Have you considered how age impacts your characters over the course of your novel? In a new post on her blog, Tiffany Yates Martin urges writers to consider how time of life alters our perspectives and desires. “It may seem like a minor detail—I’ve even seen authors seem to almost randomly assign an age to their character—but being deliberate and mindful about considering your characters’ ages can deepen characterization, reflect and impact stakes, influence and guide the plot, and even heighten suspense and tension,” she writes.
Some of the effects of age are obvious, but it’s worth considering less subtle elements as well. Yates Martin suggests:
- Physicality and body awareness. In addition to wearing glasses or having grey hair, an older person may feel very aware of limitations in flexibility, agility, and movement. Younger characters may be full of energy, but start to calm down in their 30s and 40s, and become more cautious in their 50s, 60s, and beyond. Consider also the effects of disability, which can affect the youngest person, or health consciousness, which can help us maintain a higher level of activity well past our prime years. “Reflecting these changes may add verisimilitude to your characterizations—or playing against them may suggest something unexpected or unique about them,” Yates Martin writes.
- Financial situation/security. Younger people tend to have fewer resources, especially for unexpected costs. A major car repair may be a burden and a down payment on a house an impossibility. For many of us, as we age, we become more thrifty, more conscious of our savings. We might have better jobs or a spouse to work with. As we get older, most of us will live on a fixed income, and become more mindful of extravagances. Of course, there are plenty of people of all ages who let money drip through their hands like water, no matter how much they have.

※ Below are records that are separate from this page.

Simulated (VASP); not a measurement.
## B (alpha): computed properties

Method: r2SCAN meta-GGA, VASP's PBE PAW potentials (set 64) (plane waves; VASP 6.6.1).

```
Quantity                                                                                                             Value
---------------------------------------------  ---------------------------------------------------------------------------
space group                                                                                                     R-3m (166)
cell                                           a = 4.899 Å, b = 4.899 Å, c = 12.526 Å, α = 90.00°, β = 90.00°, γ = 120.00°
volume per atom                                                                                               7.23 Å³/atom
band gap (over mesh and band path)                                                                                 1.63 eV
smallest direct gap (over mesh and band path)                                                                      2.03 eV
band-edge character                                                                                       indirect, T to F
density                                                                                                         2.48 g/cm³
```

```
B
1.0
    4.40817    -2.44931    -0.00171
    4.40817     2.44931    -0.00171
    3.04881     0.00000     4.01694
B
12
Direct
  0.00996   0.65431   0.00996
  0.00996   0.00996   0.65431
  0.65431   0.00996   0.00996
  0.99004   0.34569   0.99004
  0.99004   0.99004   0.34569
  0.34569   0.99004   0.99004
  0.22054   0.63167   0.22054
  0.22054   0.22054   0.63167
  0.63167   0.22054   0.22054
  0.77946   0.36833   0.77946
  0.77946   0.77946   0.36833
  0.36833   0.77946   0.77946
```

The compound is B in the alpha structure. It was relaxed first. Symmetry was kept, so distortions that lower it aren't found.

- Vocabulary, vernacular, and communication. Slang changes over time and it’s natural for characters to hold onto the vernacular of their youth. Two characters catching up after not being in touch may fall back into the speech patterns of their youth.
- Frame of reference. Have you ever repeated a catchphrase from a 40-year old Saturday Night Live skit and received blank stares in return? That’s because you may not share a cultural frame of reference with your audience. Fifty years ago, just the word “Watergate” was enough to get a laugh from an audience. Today, not so much. “Considering a character’s frame of reference could be a great way to convey personality, or backstory, or create a setting or time period,” Yates Martin writes.
- Aesthetic and taste. Our tastes change over time and our characters’ should as well. Unless you’re working with contrast, your older characters aren’t likely to dress the same as they did when they were in college, and may not like the same food, entertainment, or fashion. Older characters may prefer sedate choices – healthy foods, calming colors, comfortable shoes – while younger characters may dress to impress or be more adventurous in their appetites.
- Perspective. They say that history repeats – or rhymes – and older characters have witnessed this in action. They’ve also lived through various heartaches and disappointments, and know that they can get through them. “A young first-time mother may behave and act and feel very differently than from an older parent who has already been around the child raising block a time or two,” Yates Martin writes. “Young love feels different from mature love.”
- Number of fucks. This is a major change. Those of us of a certain age are confident about our indifference to a number of challenges. Older characters don’t react to triggers in the same way. They don’t care what other people think. On the other hand, older characters can be more close-minded or resistant to change.
- Sense of and orientation to time. Science has shown that we experience time differently as we age, literally as well as figuratively. “When you are younger the world stretches out before you and it feels like you have an eternity to do everything you dream of,” Yates Martin notes. “When you’re older you realize some paths have closed and time is finite and fleeting.”
- How other people treat and regard your character. Older people may gain respect, but they are equally likely to become invisible. Younger characters may not be taken seriously. Characters of any age might be pampered or treated as though they are fragile, for various reasons. Your character might be considered too young or too old to understand.
- Priorities and values. Along with perspective and fucks, our priorities and values change. Time becomes more important than status or money. Health is more important than entertainment. Companionship becomes more important than material objects. As you age, what you desire and how you spend your time will reflect your evolving values.